I have a plugin under nvim/plugin/foo, but the syntax file nvim/plugin/foo/syntax/foo.vim is not automatically applied when the filetype change, but if I put it under nvim/syntax/foo.vim it works

I'm now manually doing this in nvim/plugin/foo/autoload/foo.vim

let s:srcdir = expand('<sfile>:h:h:p')

func! foo#open()

    " plugin stuff
    exec 'source ' . fnameescape(s:srcdir . '/syntax/foo.vim')


which I don't know if it's the right way to deal with plugin syntax

  • The runtime plugin directory is not what you think it is. More details at a later date; in the meantime, read the help page about plugins and packages.
    – D. Ben Knoble
    Aug 27, 2018 at 2:39

1 Answer 1


Difference between vim plugins & packages

:help plugin tells us

Vim's functionality can be extended by adding plugins.  A plugin is nothing
more than a Vim script file that is loaded automatically when Vim starts.  You
can add a plugin very easily by dropping it in your plugin directory.

:help packages gives

A Vim package is a directory that contains one or more plugins.  The
advantages over normal plugins:
- A package can be downloaded as an archive and unpacked in its own directory.
  Thus the files are not mixed with files of other plugins.  That makes it
  easy to update and remove.
- A package can be a git, mercurial, etc. repository.  That makes it really
  easy to update.

So vim calls 'plugins' single script files that execute commands. 'Packages', on the other hand, contain one or more plugins. Unfortunately, vim doesn't distinguish here where perhaps it should.

The plugins you and I are familiar with are the GitHub repos and vim.org compressed directories where the structure matches that of the runtime path:

This is a list of directories which will be searched for runtime
      filetype.vim  filetypes by file name |new-filetype|
      scripts.vim   filetypes by file contents |new-filetype-scripts|
      autoload/ automatically loaded scripts |autoload-functions|
      colors/   color scheme files |:colorscheme|
      compiler/ compiler files |:compiler|
      doc/      documentation |write-local-help|
      ftplugin/ filetype plugins |write-filetype-plugin|
      indent/   indent scripts |indent-expression|
      keymap/   key mapping files |mbyte-keymap|
      lang/     menu translations |:menutrans|
      menu.vim  GUI menus |menu.vim|
      pack/     packages |:packadd|
      plugin/   plugin scripts |write-plugin|
      print/    files for printing |postscript-print-encoding|
      spell/    spell checking files |spell|
      syntax/   syntax files |mysyntaxfile|
      tutor/    files for vimtutor |tutor|

That is, what you and I conceive of as plugins are really mini-runtime directories. But, we just said a plugin is a single script?!
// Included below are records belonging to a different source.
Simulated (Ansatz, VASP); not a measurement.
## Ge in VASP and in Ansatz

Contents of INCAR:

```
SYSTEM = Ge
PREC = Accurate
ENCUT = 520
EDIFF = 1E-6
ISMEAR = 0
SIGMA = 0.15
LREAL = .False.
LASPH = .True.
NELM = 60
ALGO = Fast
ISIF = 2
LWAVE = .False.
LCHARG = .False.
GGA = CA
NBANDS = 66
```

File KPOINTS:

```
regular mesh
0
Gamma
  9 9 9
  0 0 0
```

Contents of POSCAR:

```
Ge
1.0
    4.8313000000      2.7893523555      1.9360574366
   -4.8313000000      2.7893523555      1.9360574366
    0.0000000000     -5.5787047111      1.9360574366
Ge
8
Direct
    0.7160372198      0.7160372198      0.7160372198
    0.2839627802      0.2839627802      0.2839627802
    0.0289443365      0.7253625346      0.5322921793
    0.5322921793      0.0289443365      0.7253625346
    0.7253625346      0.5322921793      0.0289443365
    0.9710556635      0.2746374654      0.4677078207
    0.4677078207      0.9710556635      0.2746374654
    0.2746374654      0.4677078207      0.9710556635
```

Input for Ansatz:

Well, no. A plugin script lives in &rtp/plugin and is just executed. A plugin in the more usual sense is a collection of scripts organized into this mini-runtime directory.

And each of those directories can live in a package. See my dotfiles for some examples of package organization.

What do I do?

Your question deals specifically with a (new) filetype and its accompanying syntax files. But, to play nicely in the vim plugin ecosystem, you still want to mimic the runtimepath structure.

  • ftdetect can hold vimscript to detect the filetype, as below; and
  • syntax can hold vimscript to define the syntax for the filetype

So you might have the following files

" myplugin/ftdetect/foo.vim
au BufNewFile,BufRead *.foo set filetype=foo

" myplugin/syntax/foo.vim
if exists("b:current_syntax")

echom "Our syntax highlighting code will go here."

let b:current_syntax = "foo"

" myplugin/autoload/myplugin.vim
function! myplugin#utility()
     " do something useful

myplugin can then be a git repo (or similar) that is "installed" to ~/.vim/pack/some_fancy_name/start/myplugin.


  1. Learn Vimscript the Hardway from Steve Losh contains a much deeper introduction to this material than I can present here.